Let us see how we can compute the XOR of a list in the enhanced \(\lambda\) calculus. First, we note that we can compute XOR of two bits as follows: \[ NOT = \lambda a. IF(a,0,1) \label{lambdanot} \] and \[ XOR_2 = \lambda a,b. IF(b,NOT(a),a) \label{lambdaxor} \]

(We are using here a bit of syntactic sugar to describe the functions. To obtain the λ expression for XOR we will simply replace the expression \eqref{lambdanot} in \eqref{lambdaxor}.)

Now recursively we can define the XOR of a list as follows:

\[ XOR(L) = \begin{cases} 0 & \text{$L$ is empty} \\ XOR_2(HEAD(L),XOR(TAIL(L))) & \text{otherwise} \end{cases} \]

This means that \(XOR\) is equal to

\[ RECURSE \; \bigl(\lambda me,L. IF(ISEMPTY(L),0,XOR_2(HEAD\;L\;\;,\;\;me(TAIL \; L)))\bigr) \;. \]

That is, \(XOR\) is obtained by applying the \(RECURSE\) operator to the function that on inputs \(me\), \(L\), returns \(0\) if \(ISEMPTY(L)\) and otherwise returns \(XOR_2\) applied to \(HEAD(L)\) and to \(me(TAIL(L))\).

Give a λ expression \(N\) such that \(N\;x\;y = NAND(x,y)\) for every \(x,y \in \{0,1\}\).

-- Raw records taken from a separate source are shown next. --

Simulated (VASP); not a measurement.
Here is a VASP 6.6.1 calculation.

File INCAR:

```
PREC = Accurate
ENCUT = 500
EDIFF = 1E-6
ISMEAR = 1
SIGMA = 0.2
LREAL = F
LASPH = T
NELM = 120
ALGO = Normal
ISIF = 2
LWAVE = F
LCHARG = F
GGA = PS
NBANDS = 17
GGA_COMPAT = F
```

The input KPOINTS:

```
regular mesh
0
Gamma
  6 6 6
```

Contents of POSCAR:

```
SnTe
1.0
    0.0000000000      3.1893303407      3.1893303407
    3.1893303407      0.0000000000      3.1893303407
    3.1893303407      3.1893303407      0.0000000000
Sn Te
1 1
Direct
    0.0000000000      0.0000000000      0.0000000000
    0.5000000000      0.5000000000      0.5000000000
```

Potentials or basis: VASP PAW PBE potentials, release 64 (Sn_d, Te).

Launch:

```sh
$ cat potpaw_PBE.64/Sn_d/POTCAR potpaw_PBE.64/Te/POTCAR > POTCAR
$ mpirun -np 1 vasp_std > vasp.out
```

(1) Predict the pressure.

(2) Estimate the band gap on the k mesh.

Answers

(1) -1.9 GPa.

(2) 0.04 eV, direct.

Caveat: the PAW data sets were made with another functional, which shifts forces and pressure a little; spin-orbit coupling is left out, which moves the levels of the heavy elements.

This can be done in a similar way to how we computed \(XOR_2\). The \(NAND\) of \(x,y\) is equal to \(1\) unless \(x=y=1\). Hence we can write

\[ N = \lambda x,y.IF(x,IF(y,1,0),0) \]

An *enhanced \(\lambda\) expression* is obtained by composing the objects
above with the *application* and *abstraction* rules. We can now define
the notion of computing a function using the \(\lambda\) calculus. We will
define the *simplification* of a \(\lambda\) expression as the following
recursive process:

*(Evaluation / \(\beta\) reduction.)*If the expression has the form \((exp_L exp_R)\) then replace the expression with \(exp'_L[x \rightarrow L]\).*(Renaming / \(\alpha\) conversion.)*When we cannot simplify any further, rename the variables so that the first bound variable in the expression is \(v_0\), the second one is \(v_1\), and so on and so forth.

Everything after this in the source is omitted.